1965 Volume 74 Issue 1 Pages 1-12
1) The existence of ancient sites, sand-buried or lying on the wind-eroded ground and slept for many centuries in the Taklamakan desert was not the discovery of the modern scientific expeditions, but was noted and described by Chinese travelers and historians of early days. For instance, Hauan-Chuang, the great Buddhist pilgrim in the 7 th century, described the abandoned sites in the great sandy desert to the east of the Niya oasis along the southern route, in his famous travelling notes of “Records of the Western Countries in the time of the T'ang”. Li-Kuangyin, a historian in the Ch'ing dynasty of the 19 th century, in his “Studies of the Western Countries in the Han dynasty, with Illustrations” tried to correlate the territories of the ancient kingdoms with the oases of the present day, with a perplexing conclusion stating that the territories of Shanshan, Chiemo, Chingchueh, Yuni, Siauyan, Junglu, etc. described in the Han Annals have been abandoned to the “Gobi”.

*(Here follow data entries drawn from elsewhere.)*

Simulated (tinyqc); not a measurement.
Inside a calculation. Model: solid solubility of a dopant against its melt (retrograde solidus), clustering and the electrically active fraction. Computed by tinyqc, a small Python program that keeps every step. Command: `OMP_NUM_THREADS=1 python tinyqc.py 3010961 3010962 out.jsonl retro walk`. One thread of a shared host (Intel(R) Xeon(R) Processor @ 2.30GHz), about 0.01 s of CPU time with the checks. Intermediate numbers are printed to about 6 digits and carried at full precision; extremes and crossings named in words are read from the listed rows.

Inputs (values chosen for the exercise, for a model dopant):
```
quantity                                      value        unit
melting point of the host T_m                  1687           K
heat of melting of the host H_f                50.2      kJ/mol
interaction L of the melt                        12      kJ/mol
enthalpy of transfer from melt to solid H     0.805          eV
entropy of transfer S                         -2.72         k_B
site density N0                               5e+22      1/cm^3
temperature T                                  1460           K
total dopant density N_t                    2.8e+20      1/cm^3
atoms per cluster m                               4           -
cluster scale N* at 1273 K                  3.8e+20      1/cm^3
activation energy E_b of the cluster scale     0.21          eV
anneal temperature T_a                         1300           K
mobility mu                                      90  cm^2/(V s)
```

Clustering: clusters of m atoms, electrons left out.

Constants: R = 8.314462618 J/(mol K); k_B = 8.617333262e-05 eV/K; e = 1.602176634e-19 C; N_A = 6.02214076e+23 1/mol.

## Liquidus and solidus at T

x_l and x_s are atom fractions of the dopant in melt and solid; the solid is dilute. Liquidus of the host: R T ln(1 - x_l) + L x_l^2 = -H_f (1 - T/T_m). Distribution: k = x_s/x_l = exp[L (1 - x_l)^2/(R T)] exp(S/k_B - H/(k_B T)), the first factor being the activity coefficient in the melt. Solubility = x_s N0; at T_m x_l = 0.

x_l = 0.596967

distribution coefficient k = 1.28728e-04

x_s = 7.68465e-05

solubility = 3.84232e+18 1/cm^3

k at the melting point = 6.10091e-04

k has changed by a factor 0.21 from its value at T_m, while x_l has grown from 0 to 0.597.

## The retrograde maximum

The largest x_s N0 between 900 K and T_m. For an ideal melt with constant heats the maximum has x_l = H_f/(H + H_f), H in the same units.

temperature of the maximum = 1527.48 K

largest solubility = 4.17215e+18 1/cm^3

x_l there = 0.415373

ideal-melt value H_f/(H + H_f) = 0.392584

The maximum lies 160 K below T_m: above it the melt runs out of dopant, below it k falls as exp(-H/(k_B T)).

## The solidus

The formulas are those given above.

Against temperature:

The impact to the modern scientific world, however, was made by the expeditions of European geographers, historians and archaeologists between the later part of the 19 th and the early 20 th centuries. Particularly the great successes brought by Sven Hedin of Sweden and Sir Aurel Stein of England aroused activity in other countries and expeditions were sent to Sinkiang from several countries. Among them the explorations of the Japanese party led by Count K. Otani evoked a great interest in the Japanese, although its scientific research was of a special field, i. e. the study of remains of Buddhism and Buddhist temples in the ancient period in Sinkiang.
The modern scientific explorations uncovered various aspects, particularly, the historical importance of the region. The Old Silk Road was not only the routes through which currents of trade moved, the most important export from the East was the silk of the Seres, i. e. of the ancient Chinese, but the currents of cultural intercourse linking the Far East with the West and with India. As for the ruined sites, the periods of the final abandonment were established fairly accurately by the dated Chinese documents and other archaeological remains which revealed that some were abandoned between the 3 rd and the 4 th centuries, many were in the 8 th century and still others in later periods up to the 15 th century.
2) In contrast to the successful achievements in the fields of cultural history and archaeology, geography has been concerned in the many problems and riddles, especially concerning the ruined sites on the edge of the Taklamakan.
What were the main causes which led to the abandonment ? Under what conditions could the ancient settlements flourish in the drift-sand desert, where no water is available today ? Why were many of the sites buried in sand or were partly sand-covered and the surrounding areas abandoned to desert ? No historical documents and archaeological remains give clues to these problems.
The problems have received much attentions in many countries and many geographershave attempted to offer explanations, presenting various theories. The classical exemple was the desiccation hypothesis presented by E. Huntington of the U. S. A. in 1907, which aroused a sensational debate in various countries. He tried to explain the complicated problems simultaneously by assuming the pulse of climate, the existence of a fairly long-continuing pulse of precipitation within historical times in Inner Asia. Many geographers, however, were not in favor of his theory and some felt that he was claiming the progressive desiccation during historical times. The attention and the interest of many geographers and historians were focused on the causes of abandonment of the sites, though no definite record was preserved, and a variety of assumed causes were presented.